Understanding Regular Expression (0 U 1)*

6.8k Views Asked by At

This question concerns regular expressions as they appear within Automata Theory.

I am experiencing confusion with some of the notation, relating to the union operation and the way it interacts with the Kleene closure.

More specifically I am confused about what it means when we say (0 U 1)*

Can this be interpreted as equivalent to (0* U 1*) ?

I believe both of these expressions can be expressed in English as "the set of all strings of any length consisting exclusively of 0s or 1s, including the empty string".

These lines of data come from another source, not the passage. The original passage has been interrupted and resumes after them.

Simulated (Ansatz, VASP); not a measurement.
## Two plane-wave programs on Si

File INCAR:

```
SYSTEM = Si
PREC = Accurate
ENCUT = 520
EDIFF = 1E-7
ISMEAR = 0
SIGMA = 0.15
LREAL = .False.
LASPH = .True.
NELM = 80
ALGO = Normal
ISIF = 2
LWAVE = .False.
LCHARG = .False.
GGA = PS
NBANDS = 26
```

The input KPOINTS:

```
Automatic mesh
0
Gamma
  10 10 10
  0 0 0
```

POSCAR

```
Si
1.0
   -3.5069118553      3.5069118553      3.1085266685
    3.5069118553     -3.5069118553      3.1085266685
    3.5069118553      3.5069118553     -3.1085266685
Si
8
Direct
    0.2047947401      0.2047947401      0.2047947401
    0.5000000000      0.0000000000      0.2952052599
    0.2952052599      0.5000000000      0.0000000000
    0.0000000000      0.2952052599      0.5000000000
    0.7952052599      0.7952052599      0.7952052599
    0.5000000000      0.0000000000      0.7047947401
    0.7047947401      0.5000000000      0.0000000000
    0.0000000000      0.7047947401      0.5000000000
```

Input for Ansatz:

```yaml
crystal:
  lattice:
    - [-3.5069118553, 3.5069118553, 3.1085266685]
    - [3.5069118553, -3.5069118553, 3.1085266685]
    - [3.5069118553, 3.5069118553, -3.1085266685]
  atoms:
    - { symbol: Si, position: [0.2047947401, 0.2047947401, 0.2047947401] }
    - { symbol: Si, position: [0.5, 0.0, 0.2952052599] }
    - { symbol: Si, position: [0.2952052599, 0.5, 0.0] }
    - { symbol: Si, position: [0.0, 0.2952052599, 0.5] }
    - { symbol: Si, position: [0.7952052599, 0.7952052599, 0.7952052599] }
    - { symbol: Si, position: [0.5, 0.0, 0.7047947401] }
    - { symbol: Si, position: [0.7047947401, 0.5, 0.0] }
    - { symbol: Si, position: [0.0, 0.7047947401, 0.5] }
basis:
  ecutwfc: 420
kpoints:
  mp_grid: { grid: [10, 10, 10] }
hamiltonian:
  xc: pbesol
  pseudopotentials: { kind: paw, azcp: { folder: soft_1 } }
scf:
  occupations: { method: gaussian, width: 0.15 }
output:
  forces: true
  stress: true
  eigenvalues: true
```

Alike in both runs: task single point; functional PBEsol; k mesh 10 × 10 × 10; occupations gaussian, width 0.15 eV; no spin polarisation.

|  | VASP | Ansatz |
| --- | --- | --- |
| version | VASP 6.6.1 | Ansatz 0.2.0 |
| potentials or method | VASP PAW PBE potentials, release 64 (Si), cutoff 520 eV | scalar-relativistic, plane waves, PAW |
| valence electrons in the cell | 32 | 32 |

Or, in set notation {epsilon, 0, 00, 000, 1, 11, 111...}

I would greatly appreciate someone helping me clarify this!!

2

There are 2 best solutions below

0
On

Welcome to MSE! Here $(0 \cup 1)^*$, often written as $(0 | 1)^*$, is actually the set of all bitstrings. Let's break it down. Inside of the parentheses is the expression $0 | 1$, meaning anything that that is a zero or a one is allowed (i.e. everything is allowed). The asterisk for Kleene closure tells you that you can repeat it as many times as you wish. So in a sentence, $(0 | 1)^*$ represents the set of strings where each bit is a zero or one, and you can have as many such bits as possible. Hopefully it's now clear why this is the set of all bitstrings.

On the other hand, $(0^* \cup 1^*) = (0^* | 1^*)$ is far from all bitstrings. This expression says that the bitstrings must be either of the form $0^*$ (which is any bitstring with only zeroes) or of the form $1^*$ (which is any bitstring with only ones). This expression does not accept bitstrings with both a zero and a one, and as such is not the same as the $(0 | 1)^*$.

2
On

The two regular sets are quite different. $0\cup 1$ specifies the set $\{0,1\}$, the set of words that are equal either to $0$ or to $1$. Taking the star of this set gives us all words that can be formed by concatenating words in $\{0,1\}$, so it gives us all possible finite strings of zeroes and ones: it’s the set

$$\{\epsilon,0,1,00,01,10,11,000,001,010,011,100,101,110,111,\ldots\}\,.$$

The expression $0$ specifies the set $\{0\}$, so $0^*$ specifies the set of all possible finite strings of zeroes: $\{\epsilon,0,00,000,\ldots\}$. Similarly, $1^*$ specifies the set of all possible finite strings of ones: $\{\epsilon,1,11,111,\ldots\}$. The $\cup$ operator specifies indicates that we’re to take the union of these two sets: $0^*\cup 1^*$ specifies the set

$$\{\epsilon,0,1,00,11,000,111,0000,1111,\ldots\}\,.$$

Any finite string of zeroes and ones that contains at least one $0$ and at least one $1$ is in the first set but not the second.

By the way, you may at some point encounter other notations: $0\cup 1$ can also be written $0+1$, $0\mid 1$, or $0\lor 1$, and the empty string is sometimes called $\lambda$ rather than $\epsilon$.